The Next Stage in Sentiment Analysis?
Sentiment analysis is arguably the most common and prominent tool for the analysis of web and social media data. Before coding data with additional parameters, e.g. themes or author groups, it makes sense to allocate them to sentiments. Mentions are conventionally rated as neutral, negative or positive. Additionally, some allocation methods enable an ambivalent rating where a mention may be e.g. both critical (negative) and positive. Other allocation methods break down a mention into smaller content pieces that are allocated to multiple sentiment ratings according to the classical categories neutral, positive and negative.
Another question is how precise the analysis is. A number of tools offer AI engines that promise a sentiment accuracy of more than 95 percent with the help of artificial intelligence. In an internal test, our human analysts counterchecked a data panel at four points of time within 12 months, which had been processed with the help of an AI engine. The check revealed that the average accuracy of the sentiment was only slightly above 60 percent (!), not 95 percent as claimed. Though this aspect is not considered in this post, it might be worthwhile to think about.
Regardless whether the analysis is conducted by humans or with the help of computers, we believe that it is important to examine and rate the sentiment in an even more differentiated way. This post focuses on how this can be done and what our solution is.

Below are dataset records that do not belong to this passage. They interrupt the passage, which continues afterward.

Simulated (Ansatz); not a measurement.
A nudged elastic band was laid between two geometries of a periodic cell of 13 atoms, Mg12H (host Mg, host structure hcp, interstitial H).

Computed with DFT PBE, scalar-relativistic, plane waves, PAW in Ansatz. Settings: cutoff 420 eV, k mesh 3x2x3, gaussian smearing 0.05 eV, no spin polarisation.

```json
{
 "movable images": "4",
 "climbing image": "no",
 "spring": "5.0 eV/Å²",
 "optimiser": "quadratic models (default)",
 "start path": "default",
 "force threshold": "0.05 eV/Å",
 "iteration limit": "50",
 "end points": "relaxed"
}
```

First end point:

As with so many things, we came across the idea of a more differentiated examination of the sentiment in our daily routine. We repeatedly noticed that brands and products received either very good or very bad ratings compared to their competitors. Often, however, the negative or positive effect did not feel as intense as the reports seemed to indicate. So, we did some research in order to support our gut feeling with facts. We quickly found out that, for example, a relatively large amount of positive content was available for a particular brand, but this content was limited to a relatively small number of different domains. We also found that by comparison, other brands also received positive ratings, but the positive buzz took place on a relatively large number of different domains. This was also true of the negative ratings of different brands and products.
Based on these observations, we felt that apart from the number of mentions per sentiment, it is also necessary to take the spread of positive and negative mentions on different domains into consideration in order to achieve a more differentiated sentiment assessment. Our assumptions are as follows:
- If positive or negative mentions of a brand or product exist on a relatively large number of different domains, these are "highly positive" or "highly negative" mentions.
- If positive or negative mentions of a brand or product exist on a relatively small number of different domains, these are "slightly positive" or "slightly negative" mentions.
The assumptions imply that positive or negative mentions on several different domains leave a generally more positive or more negative image of the brand or product, as the potential audience reach is higher. Conversely, it is implied that positive or negative mentions on fewer different domains leave a less positive or less negative image of the brand or product, as the potential audience reach is lower.
For the implementation, we make use of statistical tools. Firstly, the arithmetic mean (μ) is used for the positive and negative references as well as the number of different domains in the past 24 months. Furthermore, the spread (standard deviation σ) of the positive and negative references as well as the number of different domains in the past 24 months are taken into consideration.
With the help of these two statistical calculations, we were able to compare a recent time period (e.g. the current month) with the corresponding parameters of the past 24 months and derive conclusions. With the help of a scoring model from 0 to 6, we were also able to define the thresholds from which the positive or negative sentiment should be rated as slightly or highly positive or slightly or highly negative. In practice, we adapt the influence of the spread to the specific use case. In some use cases, for example, the thresholds are defined for 0.5, 1 and 1.5 standard deviations.
We assess the sentiment in five levels:
- Slightly negative
- Highly negative
- Slightly positive
- Highly positive
This more complex and work-intensive analysis is conducted especially at the overall reference level for a brand or product or only at site type and topic level in order to deliver more differentiated statements on the prevalent moods.